Some of the protesters appeared to have been struck by live ammunition, while several soldiers were also injured.
It also was not immediately clear who was responsible for the shootings.
The TMC blamed the violence on armed groups unhappy with the progress of the country’s political transition, Reuters said.
Protesters said counter-revolutionaries linked to the former regime of ousted Sudanese President Omar al-Bashir were inciting violence, the news agency reported.
Tension running high
The shootings come amid heightened tensions in Khartoum, where protesters have staged a sit-in opposite the country’s military headquarters for more than a month.
The protest encampment was set up a few days before Bashir was deposed in a military coup on 11 April. Bashir was forced out after months of protests across Sudan calling for his resignation.

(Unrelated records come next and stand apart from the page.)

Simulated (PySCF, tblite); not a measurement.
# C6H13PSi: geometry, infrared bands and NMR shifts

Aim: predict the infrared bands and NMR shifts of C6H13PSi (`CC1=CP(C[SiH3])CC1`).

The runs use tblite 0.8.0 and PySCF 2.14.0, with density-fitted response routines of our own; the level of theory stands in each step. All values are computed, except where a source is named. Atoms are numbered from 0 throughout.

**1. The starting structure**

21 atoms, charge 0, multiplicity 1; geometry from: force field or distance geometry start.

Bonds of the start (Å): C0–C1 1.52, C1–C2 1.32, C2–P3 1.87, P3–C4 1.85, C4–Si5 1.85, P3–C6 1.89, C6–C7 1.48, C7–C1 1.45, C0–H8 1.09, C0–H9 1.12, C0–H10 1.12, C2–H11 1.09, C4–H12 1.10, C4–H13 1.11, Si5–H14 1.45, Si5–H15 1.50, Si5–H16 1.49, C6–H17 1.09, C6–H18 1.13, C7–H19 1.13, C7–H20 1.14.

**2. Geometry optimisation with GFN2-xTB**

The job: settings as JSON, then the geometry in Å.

The protesters stayed at the sit-in after Bashir was deposed, and they are urging Sudan’s military leaders to hand control of the country over to a civilian-led, interim body.
But as negotiations over Sudan’s political future continue without a clear way forward agreed to by all the parties, tensions have escalated in Khartoum.
Earlier on Monday, pick-up trucks used by Sudan’s various armed forces fanned out across the capital and blocked major roads.
Paramilitary forces also used tear gas and gunshots to disrupt protests, Reuters reported.
Amid the rising tensions, a TMC spokesman during the day on Monday announced that a deal had been reached with opposition groups regarding the way forward in Sudan.
“We discussed the structure of the transitional authority and agreed on it completely, and we also agreed on the system of governance in the transitional period,” Lieutenant General Shams al-Din Kabbashi said, as reported by Reuters.
Another round of meetings has been set for Tuesday.
The protesters have insisted that Sudanese military officials must step aside, and last week, protest leaders called for “civil disobedience” to put more pressure on the army.
While many protesters have remained at the central Khartoum sit-in, demonstrations have also spread to other parts of the capital.
Also on Monday, Sudanese security forces also fired tear gas at protesters blocking the Mek Nimr bride in northern Khartoum.